Friday, April 09, 2004

I'M MATT HARPRING, BITCH



Utah small forward, Matt Harpring, chimes in with this update from the Salt Lake state.

Harpring: What is really hood, people. It's, your boy, the Rubberband Man, Matt Harpring. First off I wanna say big up to all my people burning trees in Moab (stay smoking babies!), all the Provo gangsters, and of course, can't forget the Salt Lake heads, who steady stays up on the block. Salute, soldier!

I also wanna send a shout out to all my boys back in Philly, repping Ice City (I ain't forget!): Freeweezy, Peedi Crakk, Jack Frost, O. and Sparks and the whole State Prop Chain Gang! Roc for life!
Ok. Why I'm writing is real simple. I want to let everyone in this West Coast playoff dogfight to know, I want you all to know...

IT IS NOT A GAME.

Oh, I know it's a game. I went to Georgia Tech, kid. So I know the blueprint. Haters think just because I'm on the injured reserve with my bum knee, like my team isn't about to fuck people up. Well, don't get it twisted. First off, the God, the motherfucking A-K, Andrei Kirilenko, he's gonna lead our squad to the promised land. Just check Dr. Drei staying on his grizzle in his off time, breaking down the stats (and playing a little Frogger! I see you Drei, haha!)



Haha. Enough laughing! Shit ain't cookies and milk. And I sure as hell ain't Santa Claus. You wanna know why we're gonna lock up that 8th playoff spot. Secret weapons, children. We got WMD's baby. Who you may ask? None other then my boy, Curtis Borchardt!

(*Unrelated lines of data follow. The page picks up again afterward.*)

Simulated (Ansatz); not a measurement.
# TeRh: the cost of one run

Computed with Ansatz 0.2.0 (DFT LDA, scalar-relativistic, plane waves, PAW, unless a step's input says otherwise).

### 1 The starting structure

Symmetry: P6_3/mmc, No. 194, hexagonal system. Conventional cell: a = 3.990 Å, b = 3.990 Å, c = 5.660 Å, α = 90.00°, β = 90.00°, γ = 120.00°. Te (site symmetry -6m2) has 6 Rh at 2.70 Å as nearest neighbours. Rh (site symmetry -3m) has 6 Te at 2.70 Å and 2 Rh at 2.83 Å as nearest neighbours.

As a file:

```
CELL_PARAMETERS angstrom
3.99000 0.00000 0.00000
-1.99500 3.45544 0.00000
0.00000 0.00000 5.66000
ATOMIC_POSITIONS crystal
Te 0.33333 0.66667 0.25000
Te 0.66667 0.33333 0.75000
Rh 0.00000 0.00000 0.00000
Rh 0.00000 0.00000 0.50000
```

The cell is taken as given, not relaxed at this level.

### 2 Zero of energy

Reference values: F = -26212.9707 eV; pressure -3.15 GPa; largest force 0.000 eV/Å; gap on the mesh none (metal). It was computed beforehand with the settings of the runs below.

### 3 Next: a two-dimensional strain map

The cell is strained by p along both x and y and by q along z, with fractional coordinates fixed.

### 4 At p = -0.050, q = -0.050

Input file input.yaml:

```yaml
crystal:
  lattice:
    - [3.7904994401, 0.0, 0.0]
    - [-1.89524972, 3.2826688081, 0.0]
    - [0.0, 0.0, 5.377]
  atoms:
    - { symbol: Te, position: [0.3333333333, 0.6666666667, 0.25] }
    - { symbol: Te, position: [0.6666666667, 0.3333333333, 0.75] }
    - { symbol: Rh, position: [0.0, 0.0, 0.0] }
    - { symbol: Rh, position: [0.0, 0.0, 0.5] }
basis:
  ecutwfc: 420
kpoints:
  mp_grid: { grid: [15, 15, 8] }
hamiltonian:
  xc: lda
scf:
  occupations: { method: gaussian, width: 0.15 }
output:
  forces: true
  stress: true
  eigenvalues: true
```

Ayo, Curt! Ain't no half stepping, you cracker ass cracker! This motherfucker think he smart, went to Stanford or something. But the boy's got heart, and that's more then you can say for those hippies up in Portland. You're all a bunch of softbatch tricks! Qyntell Woods, you still owe me cash for those trees over All-Star weekend! When you see me on the street show me some respect. Word to Jesus Christ and the Church of Latter Day Saints, it ain't a playoff party unless the Utah Jazz is invited. Unleash the flutes, Guru! Matt Harpring, and I'm out, see you in May!